I would think that if registration is considered punishment for a juvenile it would also be punishment for an adult offender as well age wouldn’t be the deciding factor.
If it truly is punishment, then it shouldn’t be applied retroactively.
This case decision needs to get to Millard’s team to be included in this third and final (possibly) extension. Age is not a factor when it comes to a basic concept such as this. It started with adults and filtered down to minors, not vice versa. Therefore, as many people here have said and which I agree with, what is really the magic about a date where one turns 18 to be an adult and things don’t magically change within society, etc? The effects are still there, especially with WWW abound, regardless.
As I’ve said before, punishment is a yes/no proposition, and must precede any Cruel & Unusual process. Only after something is deemed punishment does the C&U analysis for juveniles enter the equation. This is a nice step ahead. Once again, it seems change has to occur in State Courts of Last Resort, and SCOTUS is left to play catch up.
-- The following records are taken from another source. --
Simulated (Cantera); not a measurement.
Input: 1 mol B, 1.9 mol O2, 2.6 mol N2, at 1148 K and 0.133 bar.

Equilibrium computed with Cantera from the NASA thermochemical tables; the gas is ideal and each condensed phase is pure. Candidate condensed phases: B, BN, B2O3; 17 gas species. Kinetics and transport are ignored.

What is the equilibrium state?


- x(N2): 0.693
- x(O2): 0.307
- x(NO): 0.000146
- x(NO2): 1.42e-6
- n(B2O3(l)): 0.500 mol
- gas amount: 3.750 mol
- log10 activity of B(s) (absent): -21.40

@TS, I don’t think there is much there to help in Millard, specifically. The opinion is carefully crafted so that age is a distinguishing factor.
The opinion closely follows Smith v Doe in applying the Mendoza-Martinez factors, quoting from Smith and from McKune here and there, and accepting without questioning Smith’s “frightening and high” rates of recidivism as applied to adults, but says that it has been proven to be untrue for juveniles.
It finds in the balance of factors that registration is punitive for juveniles based on distinctions such as “the demonstrated low juvenile recidivism rate”, claiming that juvenile sex offenders are statistically less prone than adult sex offenders to reoffend. (One of the dissents contests this.) It cites studies showing that juveniles have “diminished culpability” and “greater capacity for rehabilitation” compared to adult sex offenders.
As one example, it cites Robert E. Shepherd Jr., Advocating for the Juvenile Sex Offender, Part 1, 21 Crim. Just. 53, 54 (2006) (“Adolescent sex offenders are far less predatory, are less likely to engage in serious or aggressive behaviors, are far more amenable to successful treatment, are more readily treated and supervised within the community, and have significantly lower recidivism rates.”).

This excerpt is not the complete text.